In the last article we saw some testing of the simplest autoregressive model AR(1). I still have an outstanding issue raised by one commenter relating to the hypothesis testing that was introduced, and I hope to come back to it at a later stage.
Different Noise Types
Before we move onto more general AR models, I did do some testing of the effectiveness of the hypothesis test for AR(1) models with different noise types.
The testing shown in Part Four has Gaussian noise (a “normal distribution”), and the theory applied is only apparently valid for Gaussian noise, so I tried uniform distribution of noise and also a Gamma noise distribution:
Figure 1
The Gaussian and uniform distribution produce the same results. The Gamma noise result isn’t shown because it was also the same.
A Gamma distribution can be quite skewed, which was why I tried it – here is the Gamma distribution that was used (with the same variance as the Gaussian, and shifted to produce the same mean = 0):
Figure 2
So in essence I have found that the tests work just as well when the noise component is uniformly distributed or Gamma distributed as when it has a Gaussian distribution (normal distribution).
Hypothesis Testing of AR(1) Model When the Model is Actually AR(2)
The next idea I was interested to try was to apply the hypothesis testing from Part Three on an AR(2) model, when we assume incorrectly that it is an AR(1) model.
Remember that the hypothesis test is quite simple – we produce a series with a known mean, extract a sample, and then using the sample find out how many times the test rejects the hypothesis that the mean is different from its actual value:
Figure 3
As we can see, the test, which should be only rejecting 5% of the tests, rejects a much higher proportion as φ2 increases. This simple test is just by way of introduction.
Higher Order AR Series
The AR(1) model is very simple. As we saw in Part Three, it can be written as:
xt – μ = φ(xt-1 – μ) + εt
where xt = the next value in the sequence, xt-1 = the last value in the sequence, μ = the mean, εt = random quantity and φ = auto-regression parameter
[Minor note, the notation is changed slightly from the earlier article]
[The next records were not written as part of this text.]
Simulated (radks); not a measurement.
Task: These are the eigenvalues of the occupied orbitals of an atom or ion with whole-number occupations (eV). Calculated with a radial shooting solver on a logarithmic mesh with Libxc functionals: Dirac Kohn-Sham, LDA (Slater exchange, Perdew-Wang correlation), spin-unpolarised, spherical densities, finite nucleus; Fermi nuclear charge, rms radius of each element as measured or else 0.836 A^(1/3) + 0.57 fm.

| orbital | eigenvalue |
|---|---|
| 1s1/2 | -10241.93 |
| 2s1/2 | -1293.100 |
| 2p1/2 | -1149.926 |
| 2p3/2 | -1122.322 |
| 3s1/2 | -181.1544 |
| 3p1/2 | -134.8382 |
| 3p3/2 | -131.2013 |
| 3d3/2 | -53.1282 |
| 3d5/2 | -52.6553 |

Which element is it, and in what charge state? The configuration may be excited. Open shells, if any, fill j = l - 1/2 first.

In non-technical terms, the next value in the series is made up of a random element plus a dependence on the last value – with the strength of this dependence being the parameter φ.
The more general autoregressive model of order p, AR(p), can be written as:
xt – μ = φ1(xt-1 – μ) + φ2(xt-2 – μ) + .. + φp(xt-p – μ) + εt
φ1..φp = the series of auto-regression parameters
In non-technical terms, the next value in the series is made up of a random element plus a dependence on the last few values. So of course, the challenge is to determine the order p, and then the parameters φ1..φp
There is a bewildering array of tests that can be applied, so I started simply. With some basic algebraic manipulation (not shown – but if anyone is interested I will provide more details in the comments), we can produce a series of linear equations known as the Yule-Walker equations, which allow us to calculate φ1..φp from the estimates of the autoregression.
If you look back to Figure 2 in Part Three you see that by regressing the time series with itself moved by k time steps we can calculate the lag-k correlation, rk, for k=1, 2, 3, etc. So we estimate r1, r2, r3, etc., from the sample of data that we have, and then solve the Yule-Walker equations to get φ1..φp
First of all I played around with simple AR(2) models. The results below are for two different sample sizes.
A population of 90,000 is created (actually 100,000 then the first 10% is deleted), and then a sample is randomly selected 10,000 times from this population. For each sample, the Yule-Walker equations are solved (each of 10,000 times) and then the results are averaged.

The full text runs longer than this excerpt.